Se7en Tips for Gardening for Butterflies…

The season is changing. There is a definite sense that things are warming up and we know that there is still a lot of wintery spells still to come… and there are caterpillars everywhere… furry, colourful, spikey,… dozens of caterpillars.


Anyway we have been hoping to spot butterflies… some of us are very optimistic about all this… we have been reading this book about how to attract butterflies into our garden…

Gardening for Butterflies by Steve Woodall and Lindsay Gray published by Struik Nature:

There are so many gems of wisdom in this book, it is packed with all sorts of things that you can do in your garden to attract butterflies into it, and I am sure that along with the butterflies a whole host of other interesting visitors will be stopping by and calling your garden home. This is a good thing, greening little patches of the environment, one by one… can only improve our natural habitats and the biodiversity around our homes. The book covers different biomes of gardens in South Africa and different types of gardens… and suggests very specific types of plants you can use to make your garden more attractive to butterflies. There is a chapter on the life cycle of butterflies and their feeding habits and then it goes on to list almost a hundred butterflies… a page spread for each of them, with clear and detailed photographs each life stage and packed with suggestions that would make your garden more attractive to them. It is a fascinating read and my kids have been pouring over it. I feel a new enthusiasm for garden projects over the next little while as we learnt that there are quite a few things that we can do to make our garden more hospitable to butterflies, easy and doable projects.


Se7en Simple Steps to Improving Your Garden for Butterflies

  1. Create wide open spaces.
  2. Butterflies are attracted to nectar plants.
  3. Fill your garden with a variety of textures, and layers.
  4. Rocks with morning sun, they like to warm up on them.
  5. They like muddy patches.
  6. Your garden needs areas that have been left to go wild.
  7. Areas that provide shelter.
  8. Feature plants for the butterflies to perch on.

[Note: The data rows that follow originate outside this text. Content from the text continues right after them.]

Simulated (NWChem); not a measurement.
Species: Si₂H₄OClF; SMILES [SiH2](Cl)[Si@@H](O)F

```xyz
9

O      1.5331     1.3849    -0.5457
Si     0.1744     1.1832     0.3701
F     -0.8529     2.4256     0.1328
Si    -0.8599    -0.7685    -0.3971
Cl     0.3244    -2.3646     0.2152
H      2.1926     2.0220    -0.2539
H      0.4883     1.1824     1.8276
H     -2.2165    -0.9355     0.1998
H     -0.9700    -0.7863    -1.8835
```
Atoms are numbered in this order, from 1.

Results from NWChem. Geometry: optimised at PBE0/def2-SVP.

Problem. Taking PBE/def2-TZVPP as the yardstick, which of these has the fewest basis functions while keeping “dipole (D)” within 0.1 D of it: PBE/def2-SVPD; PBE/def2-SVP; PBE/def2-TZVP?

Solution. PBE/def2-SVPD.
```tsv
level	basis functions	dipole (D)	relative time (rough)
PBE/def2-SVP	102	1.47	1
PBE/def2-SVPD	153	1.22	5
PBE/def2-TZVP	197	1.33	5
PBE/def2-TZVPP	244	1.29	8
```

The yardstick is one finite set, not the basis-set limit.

Pocket Guide: Butterflies of South Africa bu Steve Woodall published by Struik Nature:

Meanwhile my team of butterfly enthusiasts have been working their way through the Pocket Guide… It’s a great guide that is small and light and fits in their backpacks no problem. It is has a section on tips for identifying the butterflies: size, shape, colour, markings, behaviour and distribution… not to mention how the pupas look and similar species… what months of the year you will find them. More than 250 butterflies are on display in this book. So much information has been put into this book, but it is carefully displayed and very easy to use, even for junior users who are looking to improve their nature notebooks.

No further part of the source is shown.